ROSEAU, Dominica (CMC) — Prime Minister of Dominica, Roosevelt Skerrit, has defended the economic policies of his administration and dismissed suggestions that the island could be seeking assistance from the International Monetary Fund (IMF).
Winding up debate on the EC$918.2 million (US$339.7 million) budget on Tuesday night, Skerrit told legislators that the island’s debt to gross domestic product (GDP) is within a manageable range.
“Our debt to GDP is not a 120 per cent or more. That’s when the IMF comes in, when your debt to GDP is 120 (per cent) plus. They are coming to rescue you.
“Our debt to GDP ratio, our national debt now stands at 67 per cent and if you take out our guarantees for the AID Bank and to DOWASCO it will be 51 per cent,” Skerrit told Parliament, adding that guarantees to DOWASCO is to bring portable water to every part of Dominica.

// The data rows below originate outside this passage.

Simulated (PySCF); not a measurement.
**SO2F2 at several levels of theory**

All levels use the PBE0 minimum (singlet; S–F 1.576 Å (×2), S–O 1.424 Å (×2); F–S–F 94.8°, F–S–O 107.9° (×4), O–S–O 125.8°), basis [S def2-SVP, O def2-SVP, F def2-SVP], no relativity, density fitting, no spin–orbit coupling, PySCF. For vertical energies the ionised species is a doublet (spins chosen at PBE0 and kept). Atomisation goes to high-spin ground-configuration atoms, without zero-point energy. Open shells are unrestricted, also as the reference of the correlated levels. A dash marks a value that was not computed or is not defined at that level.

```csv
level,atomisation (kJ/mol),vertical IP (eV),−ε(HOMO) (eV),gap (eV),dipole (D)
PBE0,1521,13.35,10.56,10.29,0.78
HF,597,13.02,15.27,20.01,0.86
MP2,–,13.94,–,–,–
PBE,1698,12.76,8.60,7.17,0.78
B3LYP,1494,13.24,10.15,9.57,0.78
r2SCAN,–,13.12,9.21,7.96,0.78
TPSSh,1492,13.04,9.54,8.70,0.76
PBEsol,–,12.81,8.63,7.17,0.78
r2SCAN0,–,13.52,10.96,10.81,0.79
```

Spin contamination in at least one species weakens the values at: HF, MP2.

He said the guarantee to the AID Bank is to provide cheaper financing to the private sector to create jobs.
“So it is an investment. So we don’t want any IMF prescription.
“IMF is our friends, they are my friends, I like them they like me too, but we don’t need them because they have confirmed Madam Speaker that there is no fiscal unsustainability in Dominica at this stage.”
During his contribution to the debate, Opposition Leader Lennox Linton said that since 2005 the Dominican economy has struggled to maintain a growth rate of less than one per cent on average, well below economic performances in the rest of the region and significantly less than the five to seven per cent required to generate sustained employment and to reduce the growing incidence of poverty on the island.
“Repeated policy action in budget after budget presented by this administration have failed to address economic growth and Dominica’s growing unemployment problems with the resultant social ills, which continue to plague our country,” he said.
He told legislators that this year’s budget surfaces against the backdrop of some very interesting disclosures in the IMF’s March, 2017 Article IV consultation on Dominica.
He said that over the past 17 years the Washington-based financial institution has made recommendations for the Dominica economy including the need for improving the conditions for private investment, especially for export activities as the key to accelerating growth.
“These IMF recommendations for an economy managed by a group, which, according to the prime minister, should be “unafraid to regularly expose itself to independent expert scrutiny” are contained in a press statement issued by the mission chief at the end of the Article 4 consultation in March 2017. But four months later, the full Article 4 report is yet to be published.”
Linton said that the IMF executive board in May considered and endorsed the appraisal without a meeting.
“I understand the IMF executive board to be saying, the 2017 Article 4 report is in the hands of the Dominica authorities and those authorities have not yet decided to publish it. And I wonder why,” he added.
But, Skerrit said Linton’s response to the budget was lacking, adding: “it made no mention of the bold steps to make our income tax rates more competitive, boosting incentives to work and the need to develop an entrepreneurial spirit and character in our society”.
Skerrit said it does not matter whether or not the opposition agrees with the policies outlined in the fiscal package, saying: “every single one of the policies enunciated in this budget address will affect in a positive way the lives of every single citizen of our society”.